It starts by obtaining a reference to the queuing discipline associated with this queue. Recall that earlier we saw that the default for single transmit queue devices is the pfifo_fast qdisc, whereas for multiqueue devices it is the mq qdisc.

Next, the code assigns a traffic classification “verdict” to the outgoing data, if the packet classification API has been enabled in your kernel. Next, the queue discipline is checked to see if there is a way to queue data. Some queuing disciplines like the noqueue qdisc do not have a queue. If there is a queue, the code calls down to __dev_xmit_skb to continue processing the data for transmit. Afterward, execution jumps to the end of this function. We’ll take a look at __dev_xmit_skb shortly. For now, let’s see what happens if there is no queue, starting with a very helpful comment:

        /* The device has no queue. Common case for software devices:
           loopback, all the sorts of tunnels...
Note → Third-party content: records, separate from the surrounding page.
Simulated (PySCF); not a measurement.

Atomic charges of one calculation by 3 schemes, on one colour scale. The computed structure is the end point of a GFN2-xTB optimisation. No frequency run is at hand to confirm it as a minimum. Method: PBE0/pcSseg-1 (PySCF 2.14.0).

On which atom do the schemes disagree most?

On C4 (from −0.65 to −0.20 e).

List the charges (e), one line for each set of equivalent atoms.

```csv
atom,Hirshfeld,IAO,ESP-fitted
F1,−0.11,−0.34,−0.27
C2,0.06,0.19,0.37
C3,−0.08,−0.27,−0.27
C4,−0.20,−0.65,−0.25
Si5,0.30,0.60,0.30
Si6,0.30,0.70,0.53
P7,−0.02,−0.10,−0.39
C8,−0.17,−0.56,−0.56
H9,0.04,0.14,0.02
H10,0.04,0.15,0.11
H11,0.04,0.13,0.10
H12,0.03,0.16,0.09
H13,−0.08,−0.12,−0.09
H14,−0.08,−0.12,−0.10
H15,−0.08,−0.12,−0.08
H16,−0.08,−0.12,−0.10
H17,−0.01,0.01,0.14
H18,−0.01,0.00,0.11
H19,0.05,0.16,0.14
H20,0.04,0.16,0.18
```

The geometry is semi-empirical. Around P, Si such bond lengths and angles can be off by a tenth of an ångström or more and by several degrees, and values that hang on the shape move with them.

           Really, it is unlikely that netif_tx_lock protection is necessary
           here.  (f.e. loopback and IP tunnels are clean ignoring statistics
           counters.)
           However, it is possible, that they rely on protection
           made by us here.

           Check this and shot the lock. It is not prone from deadlocks.
           Either shot noqueue qdisc, it is even simpler 8)
         */
        if (dev->flags & IFF_UP) {
                int cpu = smp_processor_id(); /* ok because BHs are off */

As the comment illustrates, the only devices that could have a qdisc with no queues are the loopback device and tunnel devices. If the device is currently up, then the current CPU is saved. It used for the next check which is a bit tricky, let’s take a look:

                if (txq->xmit_lock_owner != cpu) {

                        if (__this_cpu_read(xmit_recursion) > RECURSION_LIMIT)
                                goto recursion_alert;

There’s two cases: the transmit lock on this device queue is owned by this CPU or not. If so, a counter variable xmit_recursion, which is allocated per-CPU, is checked here to determine if the count is over the RECURSION_LIMIT. It is possible that one program could attempt to send data and get preempted right around this place in the code. Another program could be selected by the scheduler to run. If that second program attempts to send data as well and lands here. So, the xmit_recursion counter is used to prevent more than RECURSION_LIMIT programs from racing here to transmit data. Let’s keep going:

                        HARD_TX_LOCK(dev, txq, cpu);

                        if (!netif_xmit_stopped(txq)) {
                                __this_cpu_inc(xmit_recursion);
                                rc = dev_hard_start_xmit(skb, dev, txq);
                                __this_cpu_dec(xmit_recursion);
                                if (dev_xmit_complete(rc)) {
                                        HARD_TX_UNLOCK(dev, txq);
                                        goto out;
                                }
                        }
                        HARD_TX_UNLOCK(dev, txq);
                        net_crit_ratelimited("Virtual device %s asks to queue packet!\n",
                                             dev->name);
                } else {
                        /* Recursion is detected! It is possible,
                         * unfortunately
                         */
recursion_alert:
                        net_crit_ratelimited("Dead loop on virtual device %s, fix it urgently!\n",
                                             dev->name);
                }
        }

The remainder of the code starts by trying to take the transmit lock. The device’s transmit queue to be used is checked to see if transmit is stopped. If not, the xmit_recursion variable is incremented and the data is passed down closer to the device to be transmit. We’ll see dev_hard_start_xmit in more detail later. Once this completes, the locks are released and a warning is printed.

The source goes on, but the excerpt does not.